Recently, I attended a wedding where I was the only person who didn’t work for a campaign or political organization. Worse, I’m a journalist-which meant by the end of the night, even the DJ was calling me “the enemy.”
But the relationship between members of the media and politicos doesn’t have to be so frustrating and cold. Here’s how to warm up your media relations:
Don’t Take It Personally.
Like anyone else with a passion for their trade, staffers often get lost in the moment and take unflattering reports on their candidate as a personal hit. Similar to your tricky approach of answering questions with non-answers, we too are just doing our jobs; our editors just want the story and they want us to press you until we get it. As in any relationship, holding a grudge won’t get you anywhere. When the bad news hits the web, TV or newsstands, do damage control and shake it off. If you’ve still got a chip on your shoulder the next time that reporter phones you, it won’t come off well when her story reads: “We attempted to contact the representative’s office, but our calls were not returned.”
Don’t Cry Wolf.
More than once in a campaign, the press secretary puts out a release that might cause the media to expect the Dalai Lama to show up or a senator to admit to relations with a polar bear. Then we trek to the press conference, only to learn there’s no real celebrity and no real news, just Penn Jillette announcing he’s throwing his support behind your guy. The next time an announcement that warrants a breaking-news banner pops up, the press may think twice about how “urgent” your press conference really is. Side note: Only teenage girls and advertisers should be allowed to write with exclamation points.

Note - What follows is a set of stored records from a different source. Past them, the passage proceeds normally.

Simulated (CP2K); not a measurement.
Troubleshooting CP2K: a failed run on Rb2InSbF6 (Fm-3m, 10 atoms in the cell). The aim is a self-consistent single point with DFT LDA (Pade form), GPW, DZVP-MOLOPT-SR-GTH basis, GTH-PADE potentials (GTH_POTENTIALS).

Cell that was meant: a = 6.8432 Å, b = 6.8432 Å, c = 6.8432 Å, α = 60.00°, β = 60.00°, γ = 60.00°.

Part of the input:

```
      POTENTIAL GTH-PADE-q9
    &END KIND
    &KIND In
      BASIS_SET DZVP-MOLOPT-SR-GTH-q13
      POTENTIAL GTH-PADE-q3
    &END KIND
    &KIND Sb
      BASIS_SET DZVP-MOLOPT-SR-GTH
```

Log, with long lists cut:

In 2006, I was covering a New York congressional campaign. The incumbent, Republican Sue Kelly, was also the chairwoman of the page board during the Mark Foley page scandal. Every time I pressed, Kelly backed away as if she had something to hide—until finally the 70-year-old congresswoman literally took off running (in heels) to her car. The video hit YouTube, other stations picked it up, and the campaign began a downward spiral, from which it couldn’t recover. From there on out, the worst mistake made by the campaign was ducking and hiding from the press. Every time I reported on the race, I had to say, “Our calls were not returned.” Constituents took notice. Lesson: Always have an exit strategy that doesn’t include sprinting.
Karen DePodwin is a television reporter based in New York.